One can hardly name a period in the history of Russia when a person could feel completely secure. His environment has always been fraught with lots of threats. As Russia's power and social structures and its society itself evolved, the types and the degrees of dangers and threats have undergone various changes. Therefore, in 2017 a Russian faced different threats than those of 1717 (Serov, 2013). In the opinion of O.N. Yanitsky, "there is no consent (consensus) in the Russian society with regard to basic values and purposes as well as a coordinated scenario of the future... The underlying, normative model of a society includes security, survival, preservation of the accumulated or earlier acquired" (Yanitsky, 2003, p. 20).
Ongoing social transformations can alter ordinary dangers, create new risks, and change a society's strategies. Thus, over the last decade, Russia has encountered new forms of social movements and spontaneous manifestations of different social groups, which are sure to have a great impact on the life of every person. The character of these new social groupings matches the modern stage of the development of Russian society and its evolving structure of social stratification. So, in I. Panarin's view, "reconsideration of priorities and emphases for treating problems of national security presented science and practices with the necessity to work on an entirely new aspect of this problem — the problem of psychological security" (Panarin, 2001. p. 34).

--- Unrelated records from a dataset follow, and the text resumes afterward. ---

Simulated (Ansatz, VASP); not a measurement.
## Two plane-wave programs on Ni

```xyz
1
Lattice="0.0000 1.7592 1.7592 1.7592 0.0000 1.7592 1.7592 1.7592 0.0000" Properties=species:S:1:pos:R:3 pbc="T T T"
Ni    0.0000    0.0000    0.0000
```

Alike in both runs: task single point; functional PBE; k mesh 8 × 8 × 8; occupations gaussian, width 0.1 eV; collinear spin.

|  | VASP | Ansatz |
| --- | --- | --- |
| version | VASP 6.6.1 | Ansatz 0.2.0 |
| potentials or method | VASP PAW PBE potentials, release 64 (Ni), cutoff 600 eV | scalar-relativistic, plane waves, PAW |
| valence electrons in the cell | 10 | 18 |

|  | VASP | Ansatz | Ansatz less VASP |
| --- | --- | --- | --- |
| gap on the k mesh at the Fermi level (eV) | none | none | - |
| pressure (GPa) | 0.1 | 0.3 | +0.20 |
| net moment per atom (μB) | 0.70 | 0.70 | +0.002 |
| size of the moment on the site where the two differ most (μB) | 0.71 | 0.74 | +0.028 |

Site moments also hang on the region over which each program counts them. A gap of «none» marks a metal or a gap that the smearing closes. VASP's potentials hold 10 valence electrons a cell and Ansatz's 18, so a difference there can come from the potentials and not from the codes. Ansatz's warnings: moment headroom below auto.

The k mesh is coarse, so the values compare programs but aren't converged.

On the whole, when considering the issue of security, one's starting assumption is that its essential characteristic is its relativity. The state of security is influenced by a huge number of factors which are individualized. To make an absolute characterization of a state under consideration is impossible, as it could lead either to the exclusion of a lot of phenomena, or to taking into account a great number of phenomena which are irrelevant.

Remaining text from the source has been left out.